Before joining a writing group, I never read to actually study the craft. I read to understand, to learn, and to be enlightened and entertained. Not once did I consider whether an author used adverbs sparingly, overdid it with to be verbs, or used dialogue to move the story along.
My local group introduced me to the South Carolina Writers’ Association. From the upstate to the coast and everywhere in-between, the organization has chapters with writers like the ones in my sweet hometown of Camden. Being a part of these groups opened up a whole new world of links to others who are also trying to improve their writing and encourage others to do the same.
At the SCWA annual conference in Pawleys Island this past October, I took copious notes and am still reading through them and finding gems like the three below.
Don’t compare yourself to others. This is a hard one for me. I’ve often been overheard saying, “She (or he) is the best writer in the group. I can never write like her.” That might be true, and yet so what? I can admire and learn from others, but I have my own voice that I can fine tune. I don’t need to change that voice to fit into a mold. For instance, one person in my group has the remarkable ability to “kill the darlings” without qualms while I hesitate mightily on striking through what might be unnecessary words.
Not everyone will love your work. Everyone in our group has different interests, genres, and experience. Religion, science fiction, abuse, family connections, ghosts, history, and memoir are but a few of our recent topics. As members of the group, we all understand the importance to read and critique one another’s work. While I don’t “get” science fiction, I plow through it, and as a consequence, imaginary worlds have materialized. Same with poetry. I have the utmost respect for poets but feel paralyzed and anxious when confronted with a poem to critique. Still, I persist. Do I need to say how much I appreciate the critiques of members who read my work and offer a few words even if it’s not their bailiwick?
Side note: I usually abide by the principle of not using fancified words in speech or writing, but I like bailiwick.
Persistence is more important than talent. One summer, a member of our group went to a Wildacres writing retreat and shared his experiences with us, all hungry for tips, magic formulas, and encouragement. Everyone gained from Douglas’ report, and what I remember most was something he told about a well-known North Carolina writer who once felt discouraged and a tad angry by something a professor had said about his work.
He soon realized that the professor was likely correct in his assessment and that he, the writer, had taken the class to improve the craft. If he got angry and quit every time someone said something he didn’t like, how could he develop? He did what everyone with a true vision does; he brushed off his shoulders and went to work.

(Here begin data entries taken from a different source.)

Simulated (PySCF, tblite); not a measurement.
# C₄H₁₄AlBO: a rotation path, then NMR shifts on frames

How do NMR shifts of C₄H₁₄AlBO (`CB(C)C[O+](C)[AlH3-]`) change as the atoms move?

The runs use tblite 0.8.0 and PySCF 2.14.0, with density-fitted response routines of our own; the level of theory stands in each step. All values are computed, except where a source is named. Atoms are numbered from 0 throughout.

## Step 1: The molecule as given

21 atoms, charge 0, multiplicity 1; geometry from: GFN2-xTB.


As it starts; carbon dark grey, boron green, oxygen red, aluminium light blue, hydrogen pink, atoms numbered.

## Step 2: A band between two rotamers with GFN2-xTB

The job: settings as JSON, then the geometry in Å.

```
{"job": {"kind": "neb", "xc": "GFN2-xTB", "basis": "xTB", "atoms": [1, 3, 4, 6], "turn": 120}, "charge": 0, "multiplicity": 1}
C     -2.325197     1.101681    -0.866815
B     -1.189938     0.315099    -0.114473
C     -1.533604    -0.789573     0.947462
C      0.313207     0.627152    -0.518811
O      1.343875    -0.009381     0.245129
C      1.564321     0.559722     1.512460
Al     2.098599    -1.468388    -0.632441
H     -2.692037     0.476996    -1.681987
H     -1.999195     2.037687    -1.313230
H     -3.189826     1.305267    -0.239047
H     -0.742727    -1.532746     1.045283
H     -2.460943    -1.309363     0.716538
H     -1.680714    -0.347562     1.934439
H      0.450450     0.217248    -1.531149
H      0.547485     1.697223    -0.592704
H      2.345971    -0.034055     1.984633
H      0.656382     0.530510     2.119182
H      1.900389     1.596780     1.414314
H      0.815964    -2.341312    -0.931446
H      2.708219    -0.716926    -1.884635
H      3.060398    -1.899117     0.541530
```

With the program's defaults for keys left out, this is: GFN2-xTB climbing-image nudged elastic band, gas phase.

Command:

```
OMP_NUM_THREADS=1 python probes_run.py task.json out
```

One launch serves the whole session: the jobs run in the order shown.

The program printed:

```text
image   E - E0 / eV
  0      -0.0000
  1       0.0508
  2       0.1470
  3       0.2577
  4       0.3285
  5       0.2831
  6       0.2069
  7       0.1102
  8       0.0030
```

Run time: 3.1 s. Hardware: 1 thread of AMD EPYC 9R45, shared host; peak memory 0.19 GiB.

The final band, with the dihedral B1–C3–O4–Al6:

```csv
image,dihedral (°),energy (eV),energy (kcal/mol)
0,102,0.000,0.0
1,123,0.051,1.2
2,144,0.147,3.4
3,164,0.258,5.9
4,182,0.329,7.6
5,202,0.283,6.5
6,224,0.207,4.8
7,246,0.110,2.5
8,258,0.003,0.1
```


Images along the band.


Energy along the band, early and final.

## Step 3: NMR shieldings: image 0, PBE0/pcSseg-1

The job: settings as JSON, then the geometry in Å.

A novelist, short story writer, and poet, the once discouraged student has written several books, one that’s been made into a movie. He had talent, but what if he’d given up? “Nothing in this world can take the place of persistence. Talent will not; nothing is more common than unsuccessful men with talent.” Calvin Coolidge
Sometimes I’m led to exactly what I need to be reminded of, and today I refuse to compare myself to anyone else, to remember that not everyone will like what I have to say, and to be persistent.